The CTO of the company that developed the protocol behind the EOS network has called for a much-reduced role for the controversial dispute arbitrator that has monopolized the attention of the EOS community in recent days and drawn significant outside criticism.
“My official opinion on disputes regarding stolen keys is that no action should be taken,” Dan Larimer wrote in an EOS Telegram channel Tuesday in reference to the EOS Core Arbitration Forum (ECAF). “The producers should campaign on using some of their pay for donations to make the victim whole.”
Larimer was referring to a recent order issued by the arbitrator, which required the EOS network’s block producers – the 21 validators who maintain the blockchain in a way analogous to bitcoin’s miners – to freeze 27 accounts that had been compromised by hackers or scammers.
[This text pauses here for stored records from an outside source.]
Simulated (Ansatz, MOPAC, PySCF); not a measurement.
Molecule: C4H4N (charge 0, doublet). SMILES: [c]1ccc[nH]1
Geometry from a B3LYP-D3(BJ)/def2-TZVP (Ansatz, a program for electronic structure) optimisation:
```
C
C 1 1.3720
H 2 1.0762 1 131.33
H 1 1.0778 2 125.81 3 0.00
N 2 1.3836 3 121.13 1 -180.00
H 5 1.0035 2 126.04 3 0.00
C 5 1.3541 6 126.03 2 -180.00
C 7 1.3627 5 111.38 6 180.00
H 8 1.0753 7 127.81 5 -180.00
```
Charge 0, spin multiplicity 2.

ECAF’s action attracted significant criticism: on the one hand, from observers who felt the order violated the principle that cryptocurrency payments should not be subject to censorship; on the other, from EOS network participants who felt that ECAF’s processes were haphazard and unprofessional.
When a fake order claiming to be issued by ECAF circulated over the weekend, a top block producer refused to acknowledge such orders until the process had been reformed.
“Bottom line,” Larimer wrote Tuesday, “damage to community from ECAF is greater than funds we hope to restore to users.”
It’s not clear whether he was calling for ECAF to be eliminated entirely or for its role to be limited. He cautioned against allowing ECAF to become “a regulatory body of undefined and unpredictable power.”
On the other hand, he indicated that he still sees some place for arbitration on the EOS network.
“Arbitration should be limited to correction of intent of code,” he wrote, adding: “Freezing should be limited to code not function at intent.”
He said he would publish a blog post detailing his thoughts on Wednesday. (Update: shortly after this article was published, Larimer posted a blog entitled “The ‘Intent of Code’ is Law.”)
Larimer’s comments echoed a persistent thread of criticism in EOS social media forums: that governance – a central part of the network’s ethos and reason for existing – should all happen on the blockchain, rather than through ad hoc methods like screen grabs of PDFs shared on Telegram (such haphazard communication made it difficult to immediately discredit the fake ECAF order issued over the weekend).
“All governance by smart contract,” Larimer wrote. He continued (asterisks in the original):
“*if it can be solved by tech, then it should be solved by tech*”
For the most part, Larimer’s comments were well-received. Many participants in the chat complained about ECAF: its sloppy methods, its outsized power and the way it distracts from what they see as EOS’ world-changing potential.
Some users pushed back on Larimer’s proposals, however. “The ability to recover stolen funds and not have to worry about hackers was a big selling point” of EOS, one wrote. “It’s not possible without ECAF.”
Sam Sapoznick, the arbitrator who signed the (authentic) order freezing 27 addresses that had been compromised by bad actors, made a different argument: that Larimer’s involvement in such discussions was inappropriate, whatever he was proposing.
“You may be making overtures in a direction which could sabotage the entire project by undermining or completely dissolving the so-far reasonably-well-respected thesis that the main-net is independent of B1’s [Block.one’s] control and influence,” he wrote.
That independence has been a defining feature of EOS. Block.one designed the network, but did not launch it, turning the code over to the community instead. That decision meant the launch process, completed just a couple of weeks ago, was chaotic at times.